I've stopped for a few days here and there but realistically, my drinking has been out of hand for many years, there was a period around 4 years ago where I wasn't able to drink all the time but as soon as I got the chance to I would and to excess.
Tonight I've not had any alcohol but my kidneys ache, if I don't stop I will make myself very ill.
Time to think about my family a bit more and what I'm doing to them.
I don't expect anyone to post on this thread (unless it's going to help them), if I knew how, I'd start a blog instead.
I just want a record of my thoughts and a reminder of what made me decide to stop drinking:
Lashing out verbally and emotionally at DS who is such a lovely, sensitive boy and doesn't deserve the pathetic apology for a mother that I have become. The things I've said to him constitute abuse and that's just what I can remember.
Driving to work every morning knowing that I have drunk enough the previous evening to still be over the limit. I drive past at least 3 schools and the rest.

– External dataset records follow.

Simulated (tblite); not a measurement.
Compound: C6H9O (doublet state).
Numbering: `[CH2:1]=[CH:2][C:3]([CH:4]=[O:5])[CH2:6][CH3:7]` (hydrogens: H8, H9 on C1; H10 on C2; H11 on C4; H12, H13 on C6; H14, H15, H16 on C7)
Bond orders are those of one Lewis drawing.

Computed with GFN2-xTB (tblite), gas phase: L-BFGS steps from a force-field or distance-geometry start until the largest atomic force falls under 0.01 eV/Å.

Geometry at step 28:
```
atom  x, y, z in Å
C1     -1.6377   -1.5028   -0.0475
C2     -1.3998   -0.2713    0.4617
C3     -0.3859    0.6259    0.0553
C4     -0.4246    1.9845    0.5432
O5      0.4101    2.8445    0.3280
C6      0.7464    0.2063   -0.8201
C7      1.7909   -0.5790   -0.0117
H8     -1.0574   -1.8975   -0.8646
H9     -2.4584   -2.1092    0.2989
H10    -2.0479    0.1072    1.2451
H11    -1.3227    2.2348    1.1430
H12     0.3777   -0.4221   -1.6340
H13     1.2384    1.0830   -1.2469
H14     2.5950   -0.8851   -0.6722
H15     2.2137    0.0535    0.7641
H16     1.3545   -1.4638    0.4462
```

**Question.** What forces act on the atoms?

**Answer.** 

Sitting at work being able to smell the drink on myself despite having a shower and brushing my teeth and lying shamelessly so I could leave the office.
Alienating all my friends to ensure that they keep far enough away from me so that they don't see the extent of my drinking.
And to the extent that there is no-one I feel close enough to turn to right now so I've really made my bed.
Ashamed, disgusted and mortified doesn't begin to cover how I feel about myself after the way I behaved this weekend and many times before so there really is no question of carrying on drinking.
I've researched AA meetings and there are a few near enough that I can get to after work but not so near me that I'd see anyone I know and I'm going to go.
Right, after getting that lot down I need to try to sleep.